For his latest starring role, Matthew McConaughey is 12 years, a big belly and a world away from his 2005 title as People magazine’s “Sexiest Man Alive.”

He on packed 40 pounds, shaved his head to wear a balding hairpiece, and popped in a mouthful of bad teeth to play Kenny Wells, a plucky, cigarette-huffing, third-generation Reno mineral prospector trying to hold onto the company his grandfather “scratched out of the side of a Nevada mountain.” But the late-’80s recession hits his company—built on the ups and downs of the commodities market—especially hard.

One night, at rock bottom after a bottle of tequila, Kenny has a dream—about gold on the Pacific island of Borneo, and Michael Acosta (Edgar Ramìrez, who played Dr. Abdic in The Girl on the Train), a maverick geologist he once met. Acosta has a wild theory about the fabulous riches to be found beneath the Earth’s “ring of fire.”

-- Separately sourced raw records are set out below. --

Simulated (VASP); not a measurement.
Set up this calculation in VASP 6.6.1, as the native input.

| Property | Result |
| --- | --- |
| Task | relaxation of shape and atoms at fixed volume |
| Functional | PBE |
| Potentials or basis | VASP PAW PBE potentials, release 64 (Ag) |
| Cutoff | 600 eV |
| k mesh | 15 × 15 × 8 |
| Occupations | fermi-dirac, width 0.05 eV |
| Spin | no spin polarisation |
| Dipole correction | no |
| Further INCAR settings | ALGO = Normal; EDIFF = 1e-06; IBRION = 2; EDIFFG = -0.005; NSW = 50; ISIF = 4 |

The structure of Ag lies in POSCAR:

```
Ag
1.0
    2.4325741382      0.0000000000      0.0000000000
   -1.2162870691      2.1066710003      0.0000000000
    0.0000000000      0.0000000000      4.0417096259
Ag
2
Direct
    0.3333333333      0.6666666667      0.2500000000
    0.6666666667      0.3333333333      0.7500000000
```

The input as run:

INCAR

So Kenny, chasing his dream, hops a plane to the other side of the globe and partners up with Michael to go for the gold they both think is waiting for them through a rainforest, up a river, beneath a mountain, in a nation controlled by an unfriendly dictator and populated by headhunters.

GOLDThere’s more to Gold than just a treasure hunt, however. The story’s really only just beginning when Kenny and Michael strike it rich…

The movie is based on the 20th century’s most infamous gold mining scandal, which actually happened in the 1990s and centered on a Filipino prospector and a Canadian company, Bre-X Minerals. You probably never heard about it, unless you happened to see it on an episode of the History Channel’s Masterminds documentary TV series back in the early 2000s.

Bryce Dallas Howard plays Kenny’s wife, who doesn’t really have much to do, except in one terrific scene in a lavish event. Corey Stoll, from TV’s The Strain, plays a smooth-operator investor trying to get a significant cut of Kenny and Michael’s fortune for his brokerage firm. Model-turned-actress Rachael Taylor, Stacey Keach, Craig T. Nelson and Bruce Greenwood round out the strong cast.

Bryce Dallas Howard plays Kenny's wife.

Bryce Dallas Howard plays Kenny’s wife.

Director Stephen Gaghan, whose Syriana (2005) helped George Clooney win an acting Oscar, builds a stylish house of cards, with shades of Scorsese (The Wolf of Wall Street) and David O. Russell (American Hustle), a dash of Boiler Room and even a distant echo of The Sting. As the story zooms along, you get a sense of the mad rush of “gold fever” that sweeps up everyone and everything, especially Kenny.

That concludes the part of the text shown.